This perspective can be detrimental when it comes to creating digital content, however. Rules don’t always transfer neatly from industry to industry, organization to organization, or even channel to channel. That’s because every writing or grammar “rule” that your writers follow is (or should be) precipitated by a design choice to follow said rule.

Applying the guidance of the AP Stylebook to your digital content is a choice.

Using sentence case, title case, or initial-caps on your buttons is a choice.

Centering user-needs in your content planning is a choice.

Heck, even spelling things “correctly” is a choice.

Writing and design rules (or principles or best practices or whatever you prefer) exist, certainly, but those rules aren’t forces of nature. They aren’t universal constants. They are options. They are design choices.

Rules are the choice to repeat a choice over and over, automatically. When you create a rule, you are making a design choice that says: “This is a good way to do this, and we want to keep doing it this way.”

And friend, do I love rules! Rules create efficiencies and automations. Rules eliminate needless conversations, wasteful back-and-forth, hemming and hawing. Decide, apply, move on. Rules are the most necessary ingredient for creating honest-to-goodness process: that set of logic and procedures that turns similar inputs into similar outputs. Rules are what content strategy, design ops, and most especially digital governance are all about.

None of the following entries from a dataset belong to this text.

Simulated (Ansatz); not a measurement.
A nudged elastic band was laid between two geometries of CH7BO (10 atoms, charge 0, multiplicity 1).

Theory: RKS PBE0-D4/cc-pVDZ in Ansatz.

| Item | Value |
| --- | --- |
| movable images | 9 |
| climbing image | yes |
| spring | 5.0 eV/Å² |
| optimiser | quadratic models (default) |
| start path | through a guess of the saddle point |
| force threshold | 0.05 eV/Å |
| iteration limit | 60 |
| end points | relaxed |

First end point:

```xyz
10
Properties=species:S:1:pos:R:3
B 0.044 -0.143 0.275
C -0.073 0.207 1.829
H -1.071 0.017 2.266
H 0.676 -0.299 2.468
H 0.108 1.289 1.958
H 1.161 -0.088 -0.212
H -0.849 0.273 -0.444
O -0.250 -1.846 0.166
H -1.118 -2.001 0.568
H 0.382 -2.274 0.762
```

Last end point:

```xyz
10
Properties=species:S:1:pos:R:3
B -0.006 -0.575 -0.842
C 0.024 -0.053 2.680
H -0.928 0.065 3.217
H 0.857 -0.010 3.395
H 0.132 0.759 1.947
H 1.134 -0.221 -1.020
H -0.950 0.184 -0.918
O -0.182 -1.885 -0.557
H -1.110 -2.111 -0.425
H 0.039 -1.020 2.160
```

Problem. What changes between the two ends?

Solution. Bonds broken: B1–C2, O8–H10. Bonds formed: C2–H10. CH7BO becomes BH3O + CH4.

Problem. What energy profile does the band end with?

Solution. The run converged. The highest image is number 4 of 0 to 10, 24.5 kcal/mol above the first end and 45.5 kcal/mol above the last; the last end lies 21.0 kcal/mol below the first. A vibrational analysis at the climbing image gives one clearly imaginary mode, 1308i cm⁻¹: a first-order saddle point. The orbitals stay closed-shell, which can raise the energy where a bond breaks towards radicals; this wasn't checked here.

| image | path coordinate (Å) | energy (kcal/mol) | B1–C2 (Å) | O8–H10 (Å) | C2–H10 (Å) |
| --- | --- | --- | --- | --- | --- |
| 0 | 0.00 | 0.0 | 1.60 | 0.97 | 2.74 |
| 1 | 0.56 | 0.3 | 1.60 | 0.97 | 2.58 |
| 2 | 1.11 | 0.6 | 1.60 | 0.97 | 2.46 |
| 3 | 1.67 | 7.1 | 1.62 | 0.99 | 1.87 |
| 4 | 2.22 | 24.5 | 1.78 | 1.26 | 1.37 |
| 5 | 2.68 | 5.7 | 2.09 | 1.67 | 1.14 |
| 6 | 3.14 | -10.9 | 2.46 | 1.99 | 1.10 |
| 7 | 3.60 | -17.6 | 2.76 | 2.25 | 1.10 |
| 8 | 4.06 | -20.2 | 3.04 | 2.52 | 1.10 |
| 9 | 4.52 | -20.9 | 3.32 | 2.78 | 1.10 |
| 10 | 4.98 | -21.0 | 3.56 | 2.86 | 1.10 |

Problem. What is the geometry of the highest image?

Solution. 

That’s why I love rules. But we do have to choose our rules.

When design and product teams simply assume or inherit rules based on “best practices”, the only decision they’ve made is to skip over critical thinking. Much like design principles, business goals, or anything else that guides your product work, the “rules” of grammar, style, and usage that apply to your products should be considered, evaluated, and implemented in an intentional way. Rules are made to be chosen.

This philosophy – that there aren’t really any universal writing rules, just choices – informs how I approach teaching writing in a design context. I find that focusing on intention, on what you’re trying to accomplish with your writing, for whom, and why, is more interesting and motivating to people than a litany of abstract rules about subject-verb agreement or participles or whatever.

Teach the choice, teach how to think, and you’ll have better, happier writers.